Jewish Voice for Peace has always been unequivocal in our support for security and self-determination for Israelis, and consistent in our criticism of all violence in the conflict.
We are based in the Jewish community with an overwhelmingly Jewish membership — including rabbis, Holocaust survivors, Jewish educators, and Israeli military veterans. Many have lived in Israel or have family members there. We have every bit as much right to speak out as Jews as do the Koret and Taube Foundations. But because we care about the human rights of Palestinians as well as Israelis, we are viciously attacked.
Our disagreements over Israel are not going to go away. There is strong support in the Jewish community for Israel to stop settlement construction and engage in meaningful talks to end the occupation. Attempts to shout down these views only harm our community, and ultimately the peace process.

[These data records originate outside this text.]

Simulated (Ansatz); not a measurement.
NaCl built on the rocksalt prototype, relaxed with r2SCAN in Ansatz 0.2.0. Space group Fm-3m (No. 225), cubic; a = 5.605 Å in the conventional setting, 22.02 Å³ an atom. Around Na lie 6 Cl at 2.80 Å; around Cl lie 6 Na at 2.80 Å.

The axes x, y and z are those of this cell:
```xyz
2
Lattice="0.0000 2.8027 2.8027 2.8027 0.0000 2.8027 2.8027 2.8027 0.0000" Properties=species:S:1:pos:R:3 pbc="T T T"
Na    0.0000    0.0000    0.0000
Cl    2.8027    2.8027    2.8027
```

Joel Frangquist, Dana Bergen, Karen Platt
Jewish Voice for Peace, Bay Area chapter
‘Hands off Hamas’
I’d like to respond to the article in last week’s issue by Rabbi Peretz Wolf-Prusan about the “Rachel” screening and how it showed the divisions within the Bay Area Jewish community.
His letter went on to speak about tolerance, mutual respect and so on.
I’m in the East Bay, but I’ve been assisting the new South Bay Voice for Israel in a counterdemonstration against a weekly anti-Israel demonstration in the South Bay. That anti-Israel demonstration is led by two Jewish sisters who are some of the most virulent anti-Israel people I’ve ever come across.
One of them sums up the history of the conflict as, first there was Canaan, then came “Palestine,” only to be later invaded by the Zionists. Her timeline conveniently overlooks about 1,000 years of Jewish history (the Kingdom of Judea). She sports a cap filled with all sorts of ultra-liberal “flair,” along with a stitched patch on the front side that reads “Hands Off Hamas.”
I’d sure like the good rabbi to meet these two “nice Jewish girls” and then talk to me about respecting people like that around here.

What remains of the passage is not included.